Along with great brains in the office, Williams also has one of the best partners. Their main sponsor, British American Tobacco’s (BAT) Rothmans International, provided vast amount of budget for the team. And of course, what is a car without an engine? Williams has one of the most successful engines in the 1990s. The engines in question is no other than the RS V10 engines from Renault. Renault’s RS V10s powered the cars that won the 1992 (FW14), 1993 (FW15), 1995 (B195), 1996 (FW18), and 1997 (FW19).
With all that in their sleeves, their only real threat was no other than Jean Todt’s Scuderia Ferrari and their top driver, Michael Schumacher. Villeneuve, Frentzen, and Schumacher were the ones to beat in the 1997 season, and with fans treated to an exciting and controversial season finisher in Jerez.
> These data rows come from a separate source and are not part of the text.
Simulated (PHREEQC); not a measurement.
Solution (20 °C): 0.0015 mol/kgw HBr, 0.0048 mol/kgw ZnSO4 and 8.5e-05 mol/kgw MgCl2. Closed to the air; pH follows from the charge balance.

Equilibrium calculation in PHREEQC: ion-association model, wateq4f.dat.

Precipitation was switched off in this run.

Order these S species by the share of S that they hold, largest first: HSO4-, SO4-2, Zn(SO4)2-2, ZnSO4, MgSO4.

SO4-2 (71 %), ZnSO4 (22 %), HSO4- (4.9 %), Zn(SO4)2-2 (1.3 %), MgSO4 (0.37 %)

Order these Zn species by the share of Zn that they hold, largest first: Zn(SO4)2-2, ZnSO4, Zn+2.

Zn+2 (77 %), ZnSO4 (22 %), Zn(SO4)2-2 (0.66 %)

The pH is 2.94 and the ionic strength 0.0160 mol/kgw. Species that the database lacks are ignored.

Williams’ expectation curtailed for 1998. They (along with fellow Renault engine user, Benetton) lost Renault’s top performing RS engines as the French manufacturer pulled out of the series at the end of the previous season. Williams and Benetton then, were on a deep hunt. Their search for a new supplier came with none, however. So, what they did was they used the 1997-spec Renault engines badged as Mechachrome. Benetton would rebadge their engines as Playlife engines.
This already sounds like a very desperate attempt to stay in the league for 1998, doesn’t it?
Well, to make matters worse, Williams lost yet another key to their previous success and that is Chief Aerodynamicist Adrian Newey to rival British team McLaren. In Newey’s place at Williams is not one, but two people, Geoff Willis and Gavin Fisher.
Also changed was the blue and white Rothmans livery. In its place is fellow BAT cigarette product, Winfield and its red, gold, and white colors.
The 1998 challenger, dubbed the FW20, was the first car since the FW13 in 1991 to not bear Adrian Newey’s inputs on the design. Fisher, Willis, and Head however, didn’t really changed much of the design from the FW19, leaving some to comment, supported with the use of last year’s Renault engines, the FW20 was an FW19 adapted with 1998 regulations.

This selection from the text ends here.